Car companies will need to reexamine their pickup truck playbook as more of these models go electric.
The industry’s cutthroat truck wars are bleeding over into the electric-vehicle market, with press releases touting an extra few miles of range here or some added towing capacity there.
These old tactics of one-upping each other have been a tried-and-true way to market trucks for years. But in the nascent segment of electric trucks, companies aren’t trying to win a driver from another brand — it’s all about creating entirely new customers for what is essentially a new segment of vehicles.

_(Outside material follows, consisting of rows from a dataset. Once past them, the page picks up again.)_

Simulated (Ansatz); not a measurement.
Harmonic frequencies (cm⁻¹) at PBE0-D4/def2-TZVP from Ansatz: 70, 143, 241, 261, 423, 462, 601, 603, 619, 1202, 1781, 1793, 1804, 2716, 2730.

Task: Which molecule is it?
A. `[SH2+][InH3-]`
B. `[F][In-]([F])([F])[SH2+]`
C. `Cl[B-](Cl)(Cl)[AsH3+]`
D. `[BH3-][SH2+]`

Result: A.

“It’s very common in the truck world to be touting specific numbers that you claim are better than all the competition in that segment,” Karl Brauer, executive analyst at iSeeCars.com, told Insider. “I think there’s actually a kind of alignment between the traditional truck market and what they’ve been doing for decades and the electric car market, in that both of them tend to be fixated on numbers and who’s faster? Who’s got better range?”
In fact, with electric trucks, one could argue the stakes behind those numbers are even more crucial than with a gas-guzzling one.
The additional 50 or 100 miles of range in the Chevrolet Silverado over the Ford Lightning, for example, might make all the difference to an on-the-fence consumer worried about charging — especially when using these vehicles as intended (towing and hauling) impacts factors like range.